I apologize for being so quiet this week. I am exremely busy recently so please forgive me!
Alrighty, let's get to these wacky markets.
I wanted to share some thoughts with all of you around the US dollar and the current "easy money" interest rate policy of the Fed.
Before I get into this, let me start by saying the market makes no sense right now when it comes to fundamentals(Surprise! Not!). A strong dollar is usually associated with a strong economy in most countries.
Our stock market is doing the exact opposite right now as the banks continue to buy the S&P using US taxpayer dollars.
The trend that's been working recently is short the dollar/long equities trade. Whenever the dollar strengthens(like today) the trade reverses and the market tends to fall apart.
This of course makes no sense. However, Should this really be a surprise when it comes to the crazy price action in our market lately?
The way I see it, the market is basically caught between a rock and a hard place as the economy continues to suffer. The only way for the banks to make money right now is in a zero interest rate environment.

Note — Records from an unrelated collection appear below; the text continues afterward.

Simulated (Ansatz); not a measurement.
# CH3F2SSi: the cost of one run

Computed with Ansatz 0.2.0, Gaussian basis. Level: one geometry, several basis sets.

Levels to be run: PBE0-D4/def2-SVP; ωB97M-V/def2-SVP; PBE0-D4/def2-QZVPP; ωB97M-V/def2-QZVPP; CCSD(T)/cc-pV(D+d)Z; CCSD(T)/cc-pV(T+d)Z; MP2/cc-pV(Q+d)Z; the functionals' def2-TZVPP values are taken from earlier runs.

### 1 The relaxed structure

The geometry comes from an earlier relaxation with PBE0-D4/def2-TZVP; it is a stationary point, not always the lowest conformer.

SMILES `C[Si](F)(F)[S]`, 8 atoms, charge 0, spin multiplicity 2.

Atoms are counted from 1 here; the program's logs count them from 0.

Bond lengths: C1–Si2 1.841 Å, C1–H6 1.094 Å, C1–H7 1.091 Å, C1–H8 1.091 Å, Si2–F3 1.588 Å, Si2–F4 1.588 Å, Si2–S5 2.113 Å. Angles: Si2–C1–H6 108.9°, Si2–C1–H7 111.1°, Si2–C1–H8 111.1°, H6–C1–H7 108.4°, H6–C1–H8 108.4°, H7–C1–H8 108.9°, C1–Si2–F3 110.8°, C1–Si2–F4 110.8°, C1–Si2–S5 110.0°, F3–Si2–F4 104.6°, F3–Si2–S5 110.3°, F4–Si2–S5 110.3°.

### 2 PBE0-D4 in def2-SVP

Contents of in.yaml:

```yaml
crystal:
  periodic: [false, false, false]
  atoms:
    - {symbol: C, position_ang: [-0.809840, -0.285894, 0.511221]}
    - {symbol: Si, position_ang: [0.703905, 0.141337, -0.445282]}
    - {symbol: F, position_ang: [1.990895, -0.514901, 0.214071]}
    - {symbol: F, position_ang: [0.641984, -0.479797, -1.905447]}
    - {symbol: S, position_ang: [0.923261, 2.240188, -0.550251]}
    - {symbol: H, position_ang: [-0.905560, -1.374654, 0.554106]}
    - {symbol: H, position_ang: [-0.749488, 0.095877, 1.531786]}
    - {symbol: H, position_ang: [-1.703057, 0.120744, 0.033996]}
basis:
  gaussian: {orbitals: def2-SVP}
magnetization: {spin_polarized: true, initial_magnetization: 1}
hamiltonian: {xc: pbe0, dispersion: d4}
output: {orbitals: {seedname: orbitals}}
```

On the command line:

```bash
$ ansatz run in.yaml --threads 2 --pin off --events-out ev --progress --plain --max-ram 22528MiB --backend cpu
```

This allows for them to borrow from the Fed at practically zero and then buy things like longer term treasuries that yield 3-4%. This is a sweet spread for the pigmen.
Ironically, the pigs on Wall St have no desire too see a recovery in the short term because the profitability of the trades like the one I explained above are beautiful in their eyes. This low rate environment basically enables the banks to make sweet profits with very little risk compared to lending out money to J6P.
The current scenario described above is also having an effect on how the stock market trades:
Stocks today tend to rise as the economy continues to suffer because Wall St understands that the Fed cannot take away the punch bowl and raise interest rates as Rome burns.
As a result, traders and investors buy equities and gold based on the idea that the dollar will fall. This is the "reflation trade" that you hear about on CNBC all day.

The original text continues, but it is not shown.